Wednesday, December 21, 2011

Homegrown Terror: Reservists as First Responders

The recent passage of the FY12 NDAA adds $1 billion to the National Guard and Reserve Equipment Account to ensure that the Reserve Components are prepared for their national defense, disaster response, and homeland security missions. Earlier this month, ROA attended a joint-committee hearing during which lawmakers considered the threats associated with homegrown terrorism. What role should the RC have in deterring and responding to terrorist threats at home? Read and discuss:

The first-ever Joint House committee on Homeland Security and Senate Homeland Security and Government Affairs Committee hearing was held on Wednesday, December 7, 2011. The hearing, chaired by Congressman Peter King (R-NY) and Senator Joe Lieberman (I-CT) examined the threat of homegrown terrorism on the United States military. With investigations into the 2009 shooting at Fort Hood in Texas, and other multiple thwarted terror plot attempts aimed at the United States military, the increased threat of homegrown terrorism has been brought to light. The Reserve Officers Association attended and observed the hearing.

The hearing featured a panel that included testimony from Assistant Secretary of Defense Paul Stockton, Director and co-founder of the Combating Terrorism Center at West Point Lieutenant Colonel Reid Sawyer, and U.S. Army Senior Advisor Jim Stuteville. This panel focused on the steps being taken by the Department of Defense to identify, report, and respond to domestic terrorist threats on the U.S. military, particularly those homegrown terrorists to covertly enter the military or radicalize after entering the military.

Currently, the Department of Defense is focusing on methods to identify potential internal terrorists by teaching awareness of potentially violent behavior. Part of the controversy surrounding this approach, however, is the Department’s and the Administration’s refusal to formally acknowledge radical Islam as a potential threat. Some on the committee, including Chairman King and Chairman Lieberman, believe the military should be identifying ideological extremism to address potential threats. Others, on the other hand, believe that identifying a religion would alienate all Muslim service members. 

In an article published in The Officer magazine last September, ROA’s Director of Legislation, CAPT Marshall Hanson, USNR (Ret.) explored the issue of homegrown terrorism. In this article, he argued that terrorism does not have to be part of a huge plot; rather, terrorism can be an individual act:

 “The point of terrorism is terror. An extensive organization is not needed. Terrorists don’t need to inflict massive casualties to generate terror; they just need to deliver fear. For terrorism to succeed, it must first create a state of mind, which in turn leads to a chain of events that terrorists wish to set in motion, leading to the fulfilling of the terrorist’s political goals.”

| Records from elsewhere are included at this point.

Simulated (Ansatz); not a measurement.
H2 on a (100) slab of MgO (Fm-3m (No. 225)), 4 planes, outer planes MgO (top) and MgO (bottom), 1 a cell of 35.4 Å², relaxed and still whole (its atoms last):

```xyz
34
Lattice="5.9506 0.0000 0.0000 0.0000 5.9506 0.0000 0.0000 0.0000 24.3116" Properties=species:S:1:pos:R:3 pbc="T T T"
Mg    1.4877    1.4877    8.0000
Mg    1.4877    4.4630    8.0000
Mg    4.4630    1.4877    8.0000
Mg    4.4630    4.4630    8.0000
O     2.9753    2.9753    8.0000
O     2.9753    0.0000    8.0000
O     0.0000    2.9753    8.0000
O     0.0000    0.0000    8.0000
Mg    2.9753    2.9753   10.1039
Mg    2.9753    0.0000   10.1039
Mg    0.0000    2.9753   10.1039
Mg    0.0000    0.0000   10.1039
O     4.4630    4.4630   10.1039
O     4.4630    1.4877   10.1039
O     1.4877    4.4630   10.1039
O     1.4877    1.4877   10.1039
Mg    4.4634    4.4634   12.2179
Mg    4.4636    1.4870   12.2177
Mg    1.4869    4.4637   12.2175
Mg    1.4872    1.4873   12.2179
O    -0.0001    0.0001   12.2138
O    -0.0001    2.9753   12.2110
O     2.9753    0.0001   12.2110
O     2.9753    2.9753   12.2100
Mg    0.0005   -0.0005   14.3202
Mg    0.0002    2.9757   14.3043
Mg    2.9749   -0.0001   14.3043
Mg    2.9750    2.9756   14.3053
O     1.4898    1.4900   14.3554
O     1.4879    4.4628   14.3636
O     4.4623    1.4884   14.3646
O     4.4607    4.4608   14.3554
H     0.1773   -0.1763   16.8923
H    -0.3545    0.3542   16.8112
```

Reservists and Guardsmen play a vital role in countering or mitigating terrorist attacks. The National Guard has the mission of homeland security and, Reservists may play a more crucial role through Title 10 of the National Defense Authorization Act for FY-2012. Title 10 authorizes Reservists to be the first responders to natural and man-made disasters. This bill has passed Congress, and is awaiting the President’s signature. With a more vital role on the home front, Congress must consider individual acts as being terrorist-related and must take the necessary precautions. As Hanson contends, “to discount individual acts as not being terrorist-related is to ignore the extent of the real threat, which can ultimately serve terrorist goals.”